An independent think tank says it doesn't make sense to be considering a cut in the company tax rate when the federal budget is already facing a revenue challenge.
The Turnbull government insists that everything is on the table when it comes to reforming the tax system.
But an analysis by the Australia Institute says lowering the company tax rate to 25 per cent, from 30 per cent, would reduce revenue by almost $27 billion over the next decade.
"If we are to meet the health and education needs that a prosperous economy requires ... a multi-billion dollar tax cut for some of the most profitable companies doesn't make sense," the think tank's executive director Ben Oquist said on Tuesday.
The latest Essential Research online survey also showed that Australians don't believe corporations pay enough.
It found that 59 per cent of respondents are "bothered a lot" that businesses don't pay their fair share of tax.
The institute's research shows Australia's already highly-profitable four largest banks would stand to gain $2 billion in just one year from a tax rate cut to 25 per cent.
At the same time, just two of Australia's biggest coal companies would stand to gain a combined $9.3 billion over the next decade.
"There is also a real risk that by creating a bigger disparity between company and income tax, there will be more incentives for high-income individuals to avoid income tax by incorporating," Mr Oquist said.

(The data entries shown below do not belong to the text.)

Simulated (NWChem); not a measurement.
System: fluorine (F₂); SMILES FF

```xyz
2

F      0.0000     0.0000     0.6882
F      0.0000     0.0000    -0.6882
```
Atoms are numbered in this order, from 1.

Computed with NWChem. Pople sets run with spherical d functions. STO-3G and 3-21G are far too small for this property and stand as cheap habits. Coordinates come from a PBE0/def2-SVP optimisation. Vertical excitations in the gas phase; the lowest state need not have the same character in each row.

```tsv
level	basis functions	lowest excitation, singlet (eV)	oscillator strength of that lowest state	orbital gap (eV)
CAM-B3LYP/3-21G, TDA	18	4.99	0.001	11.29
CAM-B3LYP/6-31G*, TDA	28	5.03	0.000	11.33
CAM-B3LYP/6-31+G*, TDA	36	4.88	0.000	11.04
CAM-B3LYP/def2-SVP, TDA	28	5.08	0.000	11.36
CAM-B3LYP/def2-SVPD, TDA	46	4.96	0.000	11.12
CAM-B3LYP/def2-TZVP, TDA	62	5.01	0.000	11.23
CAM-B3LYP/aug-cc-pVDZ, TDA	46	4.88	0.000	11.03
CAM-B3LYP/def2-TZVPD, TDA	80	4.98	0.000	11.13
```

The Essential poll also found that 54 per cent of respondents are "bothered a lot" by the feeling that some wealthy people don't pay their fair share of tax.
These findings follow a report on Monday by Deloitte Access Economics that predicted the mid-year budget review - due in a few weeks time - will show deficits have deteriorated by $38 billion over the next four years.
This is largely the result of a hit to company tax receipts from a decline in the Chinese economy.